Confined states in multiple quantum well structures of Si$_{n}$Ge$_{n}$ nanowire superlattices

TL;DR

This study investigates the mechanical and electronic properties of SiGe nanowire superlattices, revealing quantum confinement effects and potential for novel quantum well devices based on their band structure and passivation.

Contribution

It provides first-principles analysis of the atomic, mechanical, and electronic structures of SiGe nanowire superlattices, highlighting quantum confinement and tunable electronic properties.

Findings

Si nanowires are stiffer than Ge nanowires.

Hydrogen passivation increases nanowire stiffness.

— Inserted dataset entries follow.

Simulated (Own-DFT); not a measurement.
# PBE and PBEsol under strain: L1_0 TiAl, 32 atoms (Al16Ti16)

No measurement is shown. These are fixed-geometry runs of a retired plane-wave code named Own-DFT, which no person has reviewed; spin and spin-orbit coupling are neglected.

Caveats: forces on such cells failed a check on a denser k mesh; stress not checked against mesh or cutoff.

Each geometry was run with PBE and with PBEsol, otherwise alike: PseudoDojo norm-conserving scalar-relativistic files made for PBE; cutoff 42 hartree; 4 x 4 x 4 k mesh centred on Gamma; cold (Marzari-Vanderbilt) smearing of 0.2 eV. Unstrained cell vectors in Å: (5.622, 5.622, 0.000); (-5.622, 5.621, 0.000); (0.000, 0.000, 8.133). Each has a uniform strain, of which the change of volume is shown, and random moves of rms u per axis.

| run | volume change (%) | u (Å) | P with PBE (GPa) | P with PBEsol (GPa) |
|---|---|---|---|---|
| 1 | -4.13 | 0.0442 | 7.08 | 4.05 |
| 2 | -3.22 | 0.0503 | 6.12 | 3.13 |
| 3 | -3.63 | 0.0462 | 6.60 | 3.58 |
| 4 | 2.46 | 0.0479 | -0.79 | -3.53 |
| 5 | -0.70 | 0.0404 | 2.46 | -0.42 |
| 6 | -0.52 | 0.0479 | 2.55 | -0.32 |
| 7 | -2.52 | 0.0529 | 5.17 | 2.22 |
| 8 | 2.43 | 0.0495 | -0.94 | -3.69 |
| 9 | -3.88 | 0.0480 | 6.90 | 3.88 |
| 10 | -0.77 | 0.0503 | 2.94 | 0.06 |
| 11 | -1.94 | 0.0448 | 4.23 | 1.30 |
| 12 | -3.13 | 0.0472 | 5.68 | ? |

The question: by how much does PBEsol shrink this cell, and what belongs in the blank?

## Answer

Superlattice electronic states form subbands and quantum wells.

Abstract

Mechanical properties, atomic and energy band structures of bare and hydrogen passivated Si$_{n}$Ge$_{n}$ nanowire superlattices have been investigated by using first-principles pseudopotential plane wave method. Undoped, tetrahedral Si and Ge nanowire segments join pseudomorphically and can form superlattice with atomically sharp interface. We found that Si$_{n}$ nanowires are stiffer than Ge$_{n}$ nanowires. Hydrogen passivation makes these nanowires and Si$_{n}$Ge$_{n}$ nanowire superlattice even more stiff. Upon heterostructure formation, superlattice electronic states form subbands in momentum space. Band lineups of Si and Ge zones result in multiple quantum wells, where specific states at the band edges and in band continua are confined. The electronic structure of the nanowire superlattice depends on the length and cross section geometry of constituent Si and Ge segments. Since bare Si and Ge nanowires are metallic and the band gaps of hydrogenated ones varies with the diameter, Si$_{n}$Ge$_{n}$ superlattices offer numerous alternatives for multiple quantum well devices with their leads made from the constituent metallic nanowires.